For Marco Polo, it took us only about one to two hours to get ready. Quite fast.

How long did it take for you to learn how to dance like Jing Fei (read: how many outtakes)?

Haha! For the role of Jing Fei, I had to learn the sword dance, and the fan dance. Which took me about three months to really nail it to a T. And I don't think I made any mistake actually! Hahaha! I totally aced the choreography. I mean there are takes that are not as good, but no outtakes. Haha! And you know the biggest shocker is that I actually had a dance double, and they didn't end up using any of her takes!

What is the one thing you will never compromise about yourself for a role?

I would never compromise my integrity. I think that keeps me sane. And nudity is something that I feel, right now, is a no for me. Well, I don't know if it will ever change, but I think no. Haha!

Are you excited about the Asian Academy Creative Awards?

Very excited!

Do you know what you're going to wear?

No I don't! I'm actually stressing about that right now, because we're about a few weeks away, and I haven't got anything to wear!

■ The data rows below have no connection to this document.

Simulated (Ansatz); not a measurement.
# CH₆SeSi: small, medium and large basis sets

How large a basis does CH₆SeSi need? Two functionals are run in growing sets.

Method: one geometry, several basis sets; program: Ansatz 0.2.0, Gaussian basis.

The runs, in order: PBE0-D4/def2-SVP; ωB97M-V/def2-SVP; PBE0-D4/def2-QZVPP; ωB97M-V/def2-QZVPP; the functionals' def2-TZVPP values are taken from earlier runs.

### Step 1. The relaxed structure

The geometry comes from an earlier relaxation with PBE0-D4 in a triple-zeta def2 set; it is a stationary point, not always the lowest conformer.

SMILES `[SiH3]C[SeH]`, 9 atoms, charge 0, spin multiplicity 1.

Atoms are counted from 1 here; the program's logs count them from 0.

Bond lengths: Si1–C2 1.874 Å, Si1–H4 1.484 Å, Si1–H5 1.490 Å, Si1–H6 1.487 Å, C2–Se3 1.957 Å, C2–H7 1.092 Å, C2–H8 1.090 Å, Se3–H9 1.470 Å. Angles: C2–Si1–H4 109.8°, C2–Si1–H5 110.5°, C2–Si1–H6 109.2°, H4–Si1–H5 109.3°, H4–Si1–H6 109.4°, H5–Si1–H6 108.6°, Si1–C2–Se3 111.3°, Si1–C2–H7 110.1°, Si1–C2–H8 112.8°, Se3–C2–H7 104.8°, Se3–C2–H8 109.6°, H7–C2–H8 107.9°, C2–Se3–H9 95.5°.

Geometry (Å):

Do you know how you're going to prepare yourself for the awards at least?

I think I am going to try and listen to the people around me and not stress too much and try to enjoy the moment as much as I can. 

Let's put ourselves 24 hours before the awards, mentally how do you see yourself?

24 hours! God, I'm starting to palpitate! Haha! Mentally, I'd be asking if my clothes are ready, hair and makeup's all set to go – what looks we're doing, and I would probably do a facial, the day before. And try to breathe. Haha.

Tell us something others may not know about you.

I'm super messy. Like super, super messy.